The Wedding Scandal
Mr. and Mrs. Hoover on their wedding day, photographed with Lou's parents and sister.
Presidential campaigns have changed tremendously over the last 70 years, but one aspect that continues to this day is the ritual unveiling of skeletons from the candidates' metaphorical closets. One example from early 1928 was the shocking revelation by the New York Sun that Mr. and Mrs. Hoover had been married by a Catholic priest. The fact, though not well known, was no secret, and the revelation was probably an attempt to mute the anti-Catholic sentiments aimed at the leading Democratic candidate, New York governor and Catholic, Alfred E. Smith.
The basic fact, which was publicly confirmed by the Hoovers, was that they were married in the living room of Mrs. Hoover's parents' home on February 10, 1899 by Father Ramon Mestres, the local Catholic priest in Monterey, California, even though the bride was Episcopalian and the groom was a Quaker. Subsequent stories in numerous newspapers offered various explanations and further details, usually attributed to Father Mestres or relatives of the Hoovers. One aspect of particular concern to a number of newspapers around the country, if not to their readers, was whether the Hoovers' marriage was legal and valid. Another question was whether Father Mestres had permission from his bishop to perform the marriage, and various stories emerged describing how the Hoovers, or perhaps their friends or relatives, had appealed to the bishop in dramatic fashion for a special dispensation. Other reports, however, explained that the priest would not have needed permission to perform essentially a civil ceremony. Mrs. Hoover's correspondence files reveal that many of the reported details, and all of the supposed "first hand" accounts, were largely fabricated.

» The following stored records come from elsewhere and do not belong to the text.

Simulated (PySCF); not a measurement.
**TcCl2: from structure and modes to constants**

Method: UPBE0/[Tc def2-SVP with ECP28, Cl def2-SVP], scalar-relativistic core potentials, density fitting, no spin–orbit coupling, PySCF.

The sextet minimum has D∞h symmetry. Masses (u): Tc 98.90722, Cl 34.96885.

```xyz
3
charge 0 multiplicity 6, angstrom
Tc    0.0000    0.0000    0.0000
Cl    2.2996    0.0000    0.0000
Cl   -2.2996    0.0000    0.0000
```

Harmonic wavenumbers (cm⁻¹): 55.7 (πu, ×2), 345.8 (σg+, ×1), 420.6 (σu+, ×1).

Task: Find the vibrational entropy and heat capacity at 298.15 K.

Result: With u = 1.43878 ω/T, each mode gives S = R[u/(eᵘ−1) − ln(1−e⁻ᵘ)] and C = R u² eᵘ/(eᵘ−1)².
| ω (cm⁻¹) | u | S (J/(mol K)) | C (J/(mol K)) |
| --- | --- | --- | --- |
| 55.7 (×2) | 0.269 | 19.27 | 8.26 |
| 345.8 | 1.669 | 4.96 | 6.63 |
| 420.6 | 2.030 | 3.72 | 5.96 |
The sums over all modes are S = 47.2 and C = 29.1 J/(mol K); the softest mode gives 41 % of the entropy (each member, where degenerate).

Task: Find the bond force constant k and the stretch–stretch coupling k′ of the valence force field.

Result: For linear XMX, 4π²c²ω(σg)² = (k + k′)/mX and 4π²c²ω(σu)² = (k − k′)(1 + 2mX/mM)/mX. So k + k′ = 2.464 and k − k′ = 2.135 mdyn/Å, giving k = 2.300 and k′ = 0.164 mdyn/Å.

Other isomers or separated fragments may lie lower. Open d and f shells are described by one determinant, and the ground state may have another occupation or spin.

In a personal letter to Father Mestres, who still lived in Monterey at the time, Mrs. Hoover noted that "it was adopted as a policy by my husband to take no cognizance of any of the slanderous and otherwise inaccurate statements...all the weird accounts were either circulated as trouble makers by the 'opposition' or by overly enthusiastic supporters of my husband who were using their imaginations as a basis instead of ascertaining facts."
The whole issue came up again in 1930 when Father Mestres passed away, and new versions of the same stories emerged. Again the Hoovers ignored the press coverage, and the issue was soon forgotten. But Mrs. Hoover took the opportunity to write a lengthy personal account for the benefit of her family and friends, a copy of which can be found in her papers. It reveals the simple story that is much less exciting than the widely circulated rumors.
Mrs. Hoover described how her family had been acquainted with Father Mestres for many years, but that she best remembered him as the person who had organized a variety of sports and games in which she had participated as a child. When she and Mr. Hoover were planning their wedding, they intended to be married by Dr. William Thoburn, a Methodist minister and a professor at their alma mater, Stanford University, but Dr. Thoburn died of pneumonia just weeks before the wedding. Not being acquainted with any Protestant clergy in Monterey, the young couple appealed to the family friend, Father Mestres, to substitute, which he did without hesitation.
The only scandal, if it can be called one, was that the groom's brother, Theodore Hoover, forgot to arrange for a carriage to take the young couple to the train station, and they almost missed their train!
De Re Metallica, Translated
Before entering public service, Herbert Hoover was a successful and wealthy mining engineer. In fact, he and his wife, Lou Henry Hoover, both majored in geology at Stanford University. In 1905, Lou attempted to find an adequate English translation of the medieval mining treatise De Re Metallica by Georgius Agricola. Because classical Latin is not abundantly supplied with appropriate technical terms, and those which exist are not always clear, previous attempts at translation had proven inadequate. Lou decided to use her knowledge of Latin and geology, and Herbert's knowledge of mine engineering, to attempt an authoritative translation. They worked every spare hour on it from 1907 until 1912, and their translation included extensive introductory material, footnotes, and appendices.
Agricola had had to invent most of his Latin technical terms, and all the previous translators had butchered them. With extraordinary care, the Hoovers deciphered Agricola's intent. They undertook detailed studies of medieval Latin semantics and medieval units of measure. Herbert even did laboratory experiments to check Agricola's descriptions. In short, the Hoovers' annotations constituted the most comprehensive history of mining that had ever been written. The Hoovers won many accolades for their brilliant scholarship, including the first gold medal ever awarded by the Mining and Metallurgical Society of America.
The Hoovers' translation of "De Re Metallica" was republished in 1950 by Dover, and the paperback version is still in print.